Operators are redefining the traditional broadband services catalog as well as the ways customers subscribe to service packages. What used to be a tiered list of bandwidth speeds and data caps is transitioning to flexible, personalized service options that subscribers can choose as separate items at any time. Some call this “à la carte” services.
Instead of making a phone call to a customer service agent – typically including a period of waiting on hold while listening to elevator music – a subscriber can now access an intuitive self-service portal, select services and have a technician arrive at the door with the proper device in hand.
How can operators take this evolution a step further?
Expediting service purchasing and activation requires operators to support true zero-touch provisioning. This requires harnessing solutions to quickly and accurately provision devices with the services a subscriber wants without any need for manual touches from a technician or call center agent. Ideally, a subscriber should be able to purchase any gateway device from any third-party distributor, such as eBay or Amazon, plug in the device, enter a captive portal, subscribe to a services package and then have the services initiated quickly. On paper, this seems simple, but in reality, operators must consider a number of technical challenges before they can bring this scenario to an eager market.

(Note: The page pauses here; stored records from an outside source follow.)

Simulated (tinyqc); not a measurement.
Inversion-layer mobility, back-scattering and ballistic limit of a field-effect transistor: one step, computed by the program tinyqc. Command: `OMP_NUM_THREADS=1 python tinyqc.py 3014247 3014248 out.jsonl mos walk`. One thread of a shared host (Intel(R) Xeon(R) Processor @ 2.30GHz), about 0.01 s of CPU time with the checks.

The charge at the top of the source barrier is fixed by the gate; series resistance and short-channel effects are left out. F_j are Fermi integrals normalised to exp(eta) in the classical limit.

Not all gateway devices are created equal, and today their differences have a direct impact on the services a subscriber can receive. With the dawn of network function virtualization (NFV), operators can reduce the restrictions on subscriber services by hosting device configurations in the virtual plane rather than within the actual (often limited) device. This offers a way for operators to enable new services without having to ensure that a subscriber is using the latest piece of gateway hardware.
Ensuring device firmware version compatibility or service capabilities is a considerable problem for operators that want to give subscribers more choice over which gateways they purchase and which services they select. If a gateway comes from a third-party distributor, there is absolutely no way for an operator to predict what version of firmware the device will have installed when it’s connected to the network.
A proactive device firmware solution that enables operators to roll out new services can help tackle this challenge. Operators can preload their provisioning solutions with out-of-the-box device information, including multiple firmware upgrade paths. As soon as a gateway connects to an operator’s network, the provisioning solution communicates with the device to establish which firmware version is currently installed and then automatically updates and reboots the device, ensuring compatibility.
Realizing true zero-touch provisioning requires operators to create intuitive captive portals for new users entering their networks. These portals should include a way for users to create an account, select flexible services from an à la carte services catalog and then enter billing details, including a term of service. Once the payment is authorized, the operator’s provisioning solution does the remainder of the work, dynamically updating configuration files and activating services. As these pieces work together, customers receive the frictionless service activation they desire. For operators that have deployed such solutions, customer feedback is very favorable, and operational expenses are significantly reduced because the need for administrative interaction is eliminated.
Service Assurance: A Solution for Frictionless Order Management and Activation
Making a good first impression on customers is vital. That’s why routine service assurance and rapid error handling during the order management process is essential to the success of a zero-touch provisioning solution.
Seamless order management and activation require several important validations:
- Feasibility validation – Feasibility validation ensures that services are available in the region from which a subscriber is attempting to access the network. The feasibility check should take place right away so subscribers are not disappointed by failed services promises.
- Order validation – Upon capturing a new subscriber’s order, an integrated resource facing service (RFS) validation system should provide the information a service activation platform needs to understand how to provision the customer’s device with the proper parameters and services.
- Activation validation – Once services are provisioned, it’s crucial to ensure they are working as expected. For data services, this means that a solution should check to see whether the internet connection is available and then verify assurance parameters, including signal-to-noise ratio, power levels and Wi-Fi radios.
These automated validation steps will ensure that services are activated properly and working as intended. But what if something goes wrong? Errors can occur at numerous points along the service fulfillment process, and responding to them as quickly as possible helps avoid negative user experiences.
One essential consideration, especially for large Tier 1 operators, is centralizing service activation audit logs so any errors in the activation and fulfillment process can be resolved at rapid speed. If administrators and call center agents are forced to look through multiple systems and siloed information, the customer – who already expected frictionless service purchasing and activation – is likely to move on to a new provider, resulting in lost opportunity.
Creating New Monetization Opportunities
By enabling frictionless purchasing with zero-touch provisioning, an operator puts itself in a strong market position. Customers can now onboard themselves, tailor their service offerings and increase the operator’s bottom line without raising opex in the process. In addition to these fundamental monetary benefits, captive portals can be utilized to target existing subscribers with new options such as speed boosts, prepaid services or even temporary packages for one-time users. These all contribute to optimizing the customer experience. Purchase, the second stage in the customer life cycle, is as important to an operator’s bottom line and to the customer experience as any other stage in the life cycle.